The Magic Telescopes opened an unexplored window on the cosmic radiation
The Earth is permanently exposed to a flux of Cosmic Rays (CRs) coming from outer space. Some particles have energies that correspond to the energy of a tennis ball with a 90 km/h velocity concentrated in a single atom! These energies are beyond any possible present and future reach of particle acceleration experiments on Earth. Despite the investigation traces back to the first half of last century, still a clear picture on how and where CRs are accelerated at all energies cannot be drawn.
MAGIC belongs to the class of Imaging Atmospheric Cherenkov telescopes (IACTs) that detect the light emitted by the charged particles that are created by cosmic gamma-rays when impinging onto the top Earth atmosphere. Although its origin goes back to only few decades ago, ground-based cosmic gamma-ray astronomy has already demonstrated to be a mature scientific technique in probing non-thermal phenomena in the universe.
CRs of non-thermal origin can be accelerated either directly at the place of origin, for example nearby the surface of a fast rotating pulsar, or may gain energy on cosmological time-scales through interaction with irregular cosmic magnetic fields or shock wave fronts. In some cases, the combined power emitted at these energies exceeds the total power emitted at other wavelengths, and therefore this kind of astrophysics has attained large attention over the last years.
The design of MAGIC-I comes from a solar light concentration prototype built in Germany and modified to fit the IACT demands. Several design solutions were driven by two goals: (i) to reach the lowest energy threshold and (ii) to have the fastest reaction to Gamma-Ray Bursts satellite alerts from the Gamma-ray Coordinates Network. The former goal was achieved by building a 17 m diameter mirror dish, the worldwide largest one used in IACTs at that time. For the latter goal, the structure was kept as light as possible by using a light-weight carbon fibre reinforced plastic tubes solution for the structure and dish, with increased stiffness and much lighter weight than the typical steel solution. This result in 64 tons total moving weight that allow for fast repositioning of the telescope in about 20s.

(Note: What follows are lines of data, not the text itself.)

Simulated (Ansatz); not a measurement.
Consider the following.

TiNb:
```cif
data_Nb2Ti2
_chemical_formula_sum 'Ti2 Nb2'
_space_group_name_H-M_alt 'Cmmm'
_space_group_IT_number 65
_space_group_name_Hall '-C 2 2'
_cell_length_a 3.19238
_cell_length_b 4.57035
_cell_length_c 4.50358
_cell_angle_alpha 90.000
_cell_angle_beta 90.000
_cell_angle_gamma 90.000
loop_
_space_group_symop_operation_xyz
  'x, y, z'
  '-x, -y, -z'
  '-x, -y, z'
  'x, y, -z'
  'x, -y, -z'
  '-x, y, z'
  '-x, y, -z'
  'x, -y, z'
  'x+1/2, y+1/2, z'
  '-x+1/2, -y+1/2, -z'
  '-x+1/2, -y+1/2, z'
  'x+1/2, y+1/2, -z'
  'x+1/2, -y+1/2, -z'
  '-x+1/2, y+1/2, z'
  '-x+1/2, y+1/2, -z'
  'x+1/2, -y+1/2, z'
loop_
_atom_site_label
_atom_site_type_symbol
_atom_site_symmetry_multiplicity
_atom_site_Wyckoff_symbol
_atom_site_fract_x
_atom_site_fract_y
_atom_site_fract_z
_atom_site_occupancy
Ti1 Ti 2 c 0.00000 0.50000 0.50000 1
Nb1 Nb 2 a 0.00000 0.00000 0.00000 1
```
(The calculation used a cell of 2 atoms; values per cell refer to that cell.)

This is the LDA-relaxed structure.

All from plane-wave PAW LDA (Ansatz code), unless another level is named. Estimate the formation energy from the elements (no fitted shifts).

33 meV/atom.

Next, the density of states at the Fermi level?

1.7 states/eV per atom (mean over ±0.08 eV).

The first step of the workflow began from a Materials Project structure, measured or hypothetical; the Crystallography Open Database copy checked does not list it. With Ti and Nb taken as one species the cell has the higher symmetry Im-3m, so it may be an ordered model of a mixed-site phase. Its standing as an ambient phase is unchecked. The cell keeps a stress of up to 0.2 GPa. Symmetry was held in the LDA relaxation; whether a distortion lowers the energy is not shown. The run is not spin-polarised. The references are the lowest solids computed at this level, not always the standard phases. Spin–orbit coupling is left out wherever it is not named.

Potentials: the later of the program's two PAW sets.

Graphic: Spectral energy distribution of the Crab Nebula obtained with the MAGIC telescopes, together with the results from previous gamma-ray experiments.
The current generation of IACTs has still failed in answering some of the fundamental questions that motivate gamma-ray astronomy: What is the acceleration mechanism of cosmic rays? How are the gamma rays produced? These questions may be answered by looking at the lowest possible energies for this technique. Therefore, MAGIC findings are intimately related to its capability to observe in this regime, in which MAGIC has been the only eye from the Earth looking at the Universe for almost a decade now.
The standard candle in gamma-ray astronomy is a Supernova Remnant called the Crab Nebula, whose progenitor star exploded as a supernova in 1054, almost one thousand years ago. MAGIC characteristics allowed to precisely estimate the magnetic field responsible for the acceleration of CRs in the nebula. At the centre of the Crab Nebula, a fast rotating pulsar lives and powers a strong radiating wind. For the first time in history, MAGIC saw pulsed very-high-energy gamma-ray emission from the Crab pulsar. At the time of discovery, this result already excluded several of the most discussed pulsar models.
The low energy threshold also helped us make important discoveries for extragalactic targets, like active galactic nuclei, which feature tremendously strong jets of radiations and particles emitting from their central super-massive black holes and spreading in the space for thousands of light years. The MAGIC telescope discovered gamma-ray emission coming from the galaxy PKS1222+21. It is the second most distant gamma-ray source with well-measured redshift, ever detected. The observation was performed in June 2010 using the MAGIC stereo system during half an hour. The energy flux measured by MAGIC varied significantly during these 30 minutes of exposure implying a flux doubling time of about 10 minutes. The absence of a spectral cutoff constrained the gamma-ray emission region to lie outside the broad line region, which would otherwise absorb the gamma-rays. Together with the detected fast variability, this heavily challenges present emission models from jets in the distant galaxy.
Spanish institutes contributed with about 50 scientists and played a major role in the construction of MAGIC and its scientific exploration. The Unitat de Física de les Radiacions of the Department of Physics of the UAB participated in MAGIC since the end of 1998, with Carmen Baixeras being the responsible first and Lluís Font Guiteras since 2009. The group conducted the atmospheric monitoring, and is currently coordinating the atmospheric calibration. Also coordinated the dark matter search program in MAGIC, and has experts in galactic objects and Gamma-Ray Bursts physics. The UAB Campus also hosts two other relevant institutions involved in MAGIC: the Institut de Física d’Altes Energies (IFAE) and the Instituto de Ciencias del Espacio (IEEC-CSIC). The MAGIC collaboration has published already more than 80 papers in journals as prestigious as Science (4 papers), Astrophysical Journal Letters and Astronomy & Astrophysics.
Doro, M. "Reaching the lowest energy threshold of ground-based Cherenkov telescopes with MAGIC-stereo: A goal achieved" Nuclear Instruments and Methods in Physics research A 692 (2012) 201-207.